I would like to suggest a small modification: "A living person accused of a crime is presumed innocent until convicted by a court of law, and upon conviction there is an exception to the usual BLP policy on the inclusion of denials." This would clarify an exception to the usual BLP policy ("If the subject has denied such allegations, their denial(s) should be reported too"). We shouldn't feel obliged to always include denials of convicted people.
This small modification matches what the essay WP:NOTMANDY has said for years: "the Biographies of Living Persons (BLP) policy does not require denials be mentioned if a person has been 'convicted by a court of law', in which case they can be presumed guilty" (N.B. I was the lead author of that essay). Of course, this BLP clarification would still allow denials to be included in the rare case of convicted people whose denials are still reported after conviction, in reliable sources. Nor would this clarification apply in the rare case that a conviction is overturned (i.e. the clarification applies "upon" conviction, not forever "after" conviction).
Thoughts? Anythingyouwant (talk) 09:43, 7 June 2026 (UTC)
- Have you considered the possibility of a wrongful conviction? Why wouldn't we include denials, such as:
- He was convicted but plans to appeal.
- He was convicted but continues to claim that he is innocent.
- Even including a sentence such as "He entered a plea of not guilty" is including the accused's denial of the allegations in the article.
- I think that a small change might be appropriate: It might be better to say that "their denial(s) should normally be reported too". I wouldn't weaken it beyond that. WhatamIdoing (talk) 00:00, 8 June 2026 (UTC)

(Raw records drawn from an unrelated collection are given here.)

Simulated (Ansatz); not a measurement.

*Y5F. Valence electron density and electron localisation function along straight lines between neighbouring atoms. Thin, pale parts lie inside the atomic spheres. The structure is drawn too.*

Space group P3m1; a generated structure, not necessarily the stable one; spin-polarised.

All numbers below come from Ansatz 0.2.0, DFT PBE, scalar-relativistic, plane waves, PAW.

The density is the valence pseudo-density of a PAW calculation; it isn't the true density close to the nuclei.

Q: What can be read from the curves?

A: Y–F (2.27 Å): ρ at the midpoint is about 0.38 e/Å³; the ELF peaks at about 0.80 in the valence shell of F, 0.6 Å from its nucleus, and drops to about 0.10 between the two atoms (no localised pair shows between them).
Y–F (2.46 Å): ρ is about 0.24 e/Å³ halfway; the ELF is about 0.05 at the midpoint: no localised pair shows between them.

- If there’s RS reporting about a wrongful conviction or an appeal, then that can be included per usual Wikipedia editing rules. But most convicted felons will always say they’re innocent, I don’t see the point in including that, the presumption of innocence no longer applies to people who have been convicted. I feel that invariably requiring a denial be included in a BLP even for convicted felons leads to people just ignoring WP:DENIALS altogether. There is also not generally a tradition among journalists or scholars of mentioning denials of people who have been convicted. Note that I haven’t suggested any change to the language of WP:DENIALS, but you’ve done so; I think your insertion of the word “normally” would make more people ignore WP:DENIALS than already ignore it…which is the exact opposite of what I’m trying accomplish. Anythingyouwant (talk) 00:13, 8 June 2026 (UTC)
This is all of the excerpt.